Help with hierarchical structure without hierarchical relation field...

  • Nevyn (3/11/2014)


    What is the maximum account number length, practically speaking. Its a varchar(10), do you get account numbers that long?

    20 chars is the maximum we have in our company.

    But some companies have sub account number, internal numbers, that can be 30 or more.



    If you need to work better, try working less...

  • PiMané (3/11/2014)


    Thanks,

    I'll try it, don't know if the software has "proper" SQL CRUD (columns specified in the INSERT) or "lazy" (INSERT INTO .. VALUES (..) without the columns name...).

    If there's no problem with adding a new column I'll create the ParentAccountId.

    Just got word from the accounting department that accounts can be:

    11

    112

    112001

    112002

    ...

    children aren't necessarily just another number at the end of the parent...

    If so the computed column formula isn't "simple"...

    Pedro

    Yeah that would be a definite gotcha if they don't specify the columns. 😉

    _______________________________________________________________

    Need help? Help us help you.

    Read the article at http://www.sqlservercentral.com/articles/Best+Practices/61537/ for best practices on asking questions.

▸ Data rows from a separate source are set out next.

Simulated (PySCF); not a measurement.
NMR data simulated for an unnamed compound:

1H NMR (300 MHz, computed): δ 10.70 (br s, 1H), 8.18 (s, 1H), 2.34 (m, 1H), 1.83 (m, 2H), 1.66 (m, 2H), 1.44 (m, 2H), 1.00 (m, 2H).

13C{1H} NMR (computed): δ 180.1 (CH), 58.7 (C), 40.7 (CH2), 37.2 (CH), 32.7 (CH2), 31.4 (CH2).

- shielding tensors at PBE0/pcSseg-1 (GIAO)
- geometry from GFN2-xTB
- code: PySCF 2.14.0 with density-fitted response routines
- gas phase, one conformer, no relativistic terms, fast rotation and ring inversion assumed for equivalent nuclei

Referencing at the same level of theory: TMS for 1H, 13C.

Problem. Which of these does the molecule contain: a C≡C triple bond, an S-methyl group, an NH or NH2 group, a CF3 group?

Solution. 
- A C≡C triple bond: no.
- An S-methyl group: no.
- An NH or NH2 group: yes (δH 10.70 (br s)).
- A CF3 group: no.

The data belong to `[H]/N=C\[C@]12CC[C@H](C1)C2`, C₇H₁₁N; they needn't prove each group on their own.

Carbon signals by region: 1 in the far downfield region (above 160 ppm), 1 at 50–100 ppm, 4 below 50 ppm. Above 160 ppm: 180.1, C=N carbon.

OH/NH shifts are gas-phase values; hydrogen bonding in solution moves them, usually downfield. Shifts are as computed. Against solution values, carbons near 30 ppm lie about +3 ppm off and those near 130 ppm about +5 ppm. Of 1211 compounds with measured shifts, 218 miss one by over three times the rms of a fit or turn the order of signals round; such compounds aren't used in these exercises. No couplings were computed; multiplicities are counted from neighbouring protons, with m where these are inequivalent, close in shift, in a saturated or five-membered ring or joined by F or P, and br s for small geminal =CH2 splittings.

    Need to split a string? Try Jeff Modens splitter http://www.sqlservercentral.com/articles/Tally+Table/72993/.

    Cross Tabs and Pivots, Part 1 – Converting Rows to Columns - http://www.sqlservercentral.com/articles/T-SQL/63681/
    Cross Tabs and Pivots, Part 2 - Dynamic Cross Tabs - http://www.sqlservercentral.com/articles/Crosstab/65048/
    Understanding and Using APPLY (Part 1) - http://www.sqlservercentral.com/articles/APPLY/69953/
    Understanding and Using APPLY (Part 2) - http://www.sqlservercentral.com/articles/APPLY/69954/

  • Yeah that would be a definite gotcha if they don't specify the columns. 😉

    If that is a problem, you could do a indexed view on accounts with the calculation for parent, could you not? Some of the same tradeoffs as the trigger, but still ...

  • No, you can't have an indexed view that uses an JOIN with the same table twice.

    I'd need

    SELECT a1.accountId, a2.accountId parentAccountId FROM dbo.accounts a1

    INNER JOIN dbo.accounts a2 ON a1.accountId LIKE a2.accountId + '%' AND a1.accountId <> a2.accountId

    and you do this on indexed views... just like you can't have OUTTER JOINs and other limitations..

    Pedro



    If you need to work better, try working less...

  • That wasn't what I was suggesting.

    What were you going to put in the calculated Parent ID column for Sean's solution? Surely you weren't going to refer to other rows for that?

    You should be able to do the same in an indexed view. Isn't parent account id just a substring of account id minus the last character? Or do levels get skipped?

    EDIT: ok, just saw your note above

    So the problem is levels can be skipped, so you can tell if 2 accounts are related when looking at both records, but you can't tell a child's direct parent by substringing. Is that right?

  • Nevyn (3/12/2014)


    That wasn't what I was suggesting.

    What were you going to put in the calculated Parent ID column for Sean's solution? Surely you weren't going to refer to other rows for that?

    You should be able to do the same in an indexed view. Isn't parent account id just a substring of account id minus the last character? Or do levels get skipped?

    EDIT: ok, just saw your note above

    So the problem is levels can be skipped, so you can tell if 2 accounts are related when looking at both records, but you can't tell a child's direct parent by substringing. Is that right?

    Yep.. the way to determine the parent account is the query I wrote above, with the LIKE operator.

    It's much faster than the LEFT(..) used currently and I've already changed it...

    Right now the only thing I'm pondering is to create the trigger and the relation table to have the parents directly..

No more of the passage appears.